"Joyland" Book Review
Written by Steve Pattee
Published by Titan Books
Written by Stephen King
2013, 283 pages, Fiction
Released on June 4th, 2013
Like millions of other horror fans who love to read, I was introduced to Stephen King's work at a young age. I am part of the pre-Goosebumps generation, so as a kid, books that were aimed at my age group to scare and terrify were few and far between. Fortunately for me, I had a mother that not only was a big fan of horror and a voracious reader, she was also a kickass parent. Rather than shelter me from all the awesome that books had to offer, she embraced my love for the written word. When I went to her with her battered copy of Carrie in my hand at a pretty young age, begging to read it, instead of declining my request she simply said, "Let me read it again to make sure it's not too bad." About a week later, I was given the green light. I couldn't give you an exact age, but it was 5th or 6th grade, so I know I was no older than 12. God bless her.

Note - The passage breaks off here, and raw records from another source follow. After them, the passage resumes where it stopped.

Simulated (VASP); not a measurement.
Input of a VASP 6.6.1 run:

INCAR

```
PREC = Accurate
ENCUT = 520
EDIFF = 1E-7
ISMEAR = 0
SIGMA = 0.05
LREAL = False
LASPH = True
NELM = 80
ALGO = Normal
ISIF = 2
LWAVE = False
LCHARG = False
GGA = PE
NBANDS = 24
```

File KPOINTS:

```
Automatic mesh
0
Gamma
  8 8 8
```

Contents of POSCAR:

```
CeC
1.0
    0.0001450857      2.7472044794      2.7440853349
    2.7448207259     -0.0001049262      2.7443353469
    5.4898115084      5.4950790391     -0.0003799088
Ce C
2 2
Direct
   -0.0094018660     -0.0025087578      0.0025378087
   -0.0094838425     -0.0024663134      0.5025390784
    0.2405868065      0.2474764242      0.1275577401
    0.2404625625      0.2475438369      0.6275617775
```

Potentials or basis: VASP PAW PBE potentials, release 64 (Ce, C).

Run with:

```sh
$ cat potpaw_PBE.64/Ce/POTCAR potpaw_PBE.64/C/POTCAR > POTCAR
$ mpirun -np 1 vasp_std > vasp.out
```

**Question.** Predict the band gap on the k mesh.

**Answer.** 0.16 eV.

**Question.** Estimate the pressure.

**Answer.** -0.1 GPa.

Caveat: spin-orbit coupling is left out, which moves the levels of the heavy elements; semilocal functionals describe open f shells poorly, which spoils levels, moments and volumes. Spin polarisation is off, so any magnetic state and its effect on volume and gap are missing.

After that, I devoured everything King. Cujo, Christine, Firestarter...whatever my mom had on her shelf, I ate up, and she had a lot. Some I didn't really appreciate until I was older ('Salems Lot, The Shining, Danse Macabre), but others still remain my top books – of any genre – of all time (The Stand, IT). But something happened after Misery. My love affair with the master of horror started dwindling. His output was still solid – a book or two a year – but the quality wasn't there. Novels like Rose Madder, Bag of Bones, Hearts in Atlantis and even more recent ones like Cell and From a Buick 8 (which, face it, is just a remake of Christine), while good, just seemed to be missing that magic that I grew up with.
In 2005, King's The Colorado Kid was released as part of Charles Ardai's Hard Case Crime collection. For those unfamiliar with it, Hard Case Crime is a series of books in the vein of the pulp novels of the '50s and '60s with a hardboiled/noir style. While I don't remember the reviews The Colorado Kid received, I do remember I thought it was ho-hum (and I certainly felt it never belonged in the Hard Case Crime collection, although I will never fault Ardai for publishing it under that umbrella... King sells). So when it was announced that Joyland was coming out under the same banner, I had mixed emotions. It's been so long since I've read any of his work that's wowed me, but at the same time it was going to be part of one of my favorite series of books. Maybe this time things would be different. And by God they were.
Joyland sees the reappearance of Stephen King of yore. Taking place in North Carolina during the '70s, the book follows Devin Jones, a heart-broken college kid who takes a summer job at the titular amusement park. There he meets a mix of carnies, including a psychic who may or may not be for real, and he is told of a gruesome murder that happened in the park's house of horrors many years prior to his arrival. Devin becomes a little fascinated with the victim, even more so when the rumor is she still haunts the place where she was killed.
It wouldn't be a Stephen King novel without at least a little supernatural, and it wouldn't be a Hard Case Crime novel without at least a little spilt blood. It has some of each but not a lot of both. Instead Joyland is a return to form of what King does best (next to his scaring the hell out of you with most of his work pre-The Tommyknockers): the brilliant coming-of-age novel. My favorite works of King are those that have this as its theme: It, The Body (also known as Stand by Me in its movie form), Christine...I could go on. And like Stand by Me, the book is narrated by a much older main character, which in itself lends a credibility to Devin, as he's looking at something from his past with wiser eyes (so to speak) making the story more believable and honest. King's folksy way of spinning a yarn pulls you right in from page one, and each subsequent page only gets better.
As I mentioned, the story only touches lightly on the supernatural (although someone with the "shine" does play a major role) and there's virtually no hardboiled aspect, but it does extremely well as a dark mystery. Where Joyland really stands out, though, is both the characters and King's coming back to good old-fashioned storytelling. Its main players are very memorable and you have feelings – be they good or bad – for each one. There are moments of both true joy and heartbreaking sorrow found throughout its pages, as well as few scenes of unsettling darkness.
Like The Colorado Kid, Joyland is neither hardboiled nor noir enough to really fit in the Hard Case Crime collection. It doesn't have that crackerjack beat of the other novels in the series, nor are there any dames or private dicks to be found. I can't fault its release in the series though, because if that draws more attention to this wonderful banner, all the better. However, Joyland is a most welcome return of the Stephen King I grew up with; the majestic storyteller who can take me on a journey into another world that's a bit like this one but with just a little more magic. It's not all horror, it's not all mystery, but it is all good.